The book opens in 2008, as the American-raised grandchildren and great-grandchildren of Mi-ja pay a visit to the island. They want to make contact with the aged Young-sook, once her dearest friend but who feels betrayed by Mi-ja.
Chapter 2 flashes back to the 1930s, when Young-sock and Mi-ja were children and the Japanese Empire ruled over Korea with iron-fisted ruthlessness.
From there on, chapters alternate between the 21st century visitors’ attempt to emotionally reach Young-sook and repair the legacy of bitterness, and the unfolding history of the island (mostly through Young-sook’s eyes).
There is danger, tragedy and joy, deep friendship and corrosive guilt–all brought vividly to life. You also get to experience the unique culture and worldview of these women in detail. We witness culture clashes between the locals and Japanese, American and, yes, Korean Mainlanders who just don’t ‘get’ the Jeju way of life. It’s a thoroughly involving, dramatic and satisfying novel.

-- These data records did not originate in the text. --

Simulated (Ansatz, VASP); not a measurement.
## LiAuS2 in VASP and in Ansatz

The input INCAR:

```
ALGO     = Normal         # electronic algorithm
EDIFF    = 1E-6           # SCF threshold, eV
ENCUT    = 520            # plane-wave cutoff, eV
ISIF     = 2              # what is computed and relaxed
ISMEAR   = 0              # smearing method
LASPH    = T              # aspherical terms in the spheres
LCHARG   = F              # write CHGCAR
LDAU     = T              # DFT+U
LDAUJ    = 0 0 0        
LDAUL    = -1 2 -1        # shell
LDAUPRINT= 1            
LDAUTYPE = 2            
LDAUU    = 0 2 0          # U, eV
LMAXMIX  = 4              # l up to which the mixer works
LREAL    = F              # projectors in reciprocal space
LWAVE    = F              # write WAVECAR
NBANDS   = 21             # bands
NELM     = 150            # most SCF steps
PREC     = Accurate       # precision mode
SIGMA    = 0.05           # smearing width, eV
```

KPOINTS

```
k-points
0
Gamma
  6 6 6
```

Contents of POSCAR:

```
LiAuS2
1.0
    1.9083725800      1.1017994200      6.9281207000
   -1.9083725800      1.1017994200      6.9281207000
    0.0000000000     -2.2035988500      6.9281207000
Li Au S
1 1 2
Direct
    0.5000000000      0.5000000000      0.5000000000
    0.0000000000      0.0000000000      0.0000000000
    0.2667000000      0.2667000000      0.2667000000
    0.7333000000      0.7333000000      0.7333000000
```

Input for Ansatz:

For such an exotic location, fairly little-known to much of the outside world, this is the 2nd novel I’ve read in less than 2 years about Jeju, its free-divers and its tortured history. Back in April 2018 I read (and reviewed) White Chrysanthemums, quite a good debut novel by Mary Lynn Brecht.
Covering much the same ground and time period, the more experienced See delves far deeper than Brecht into the culture of the place. This is what elevates The Island of Sea Women to the status of a great book, while the earlier effort is ‘merely’ very good.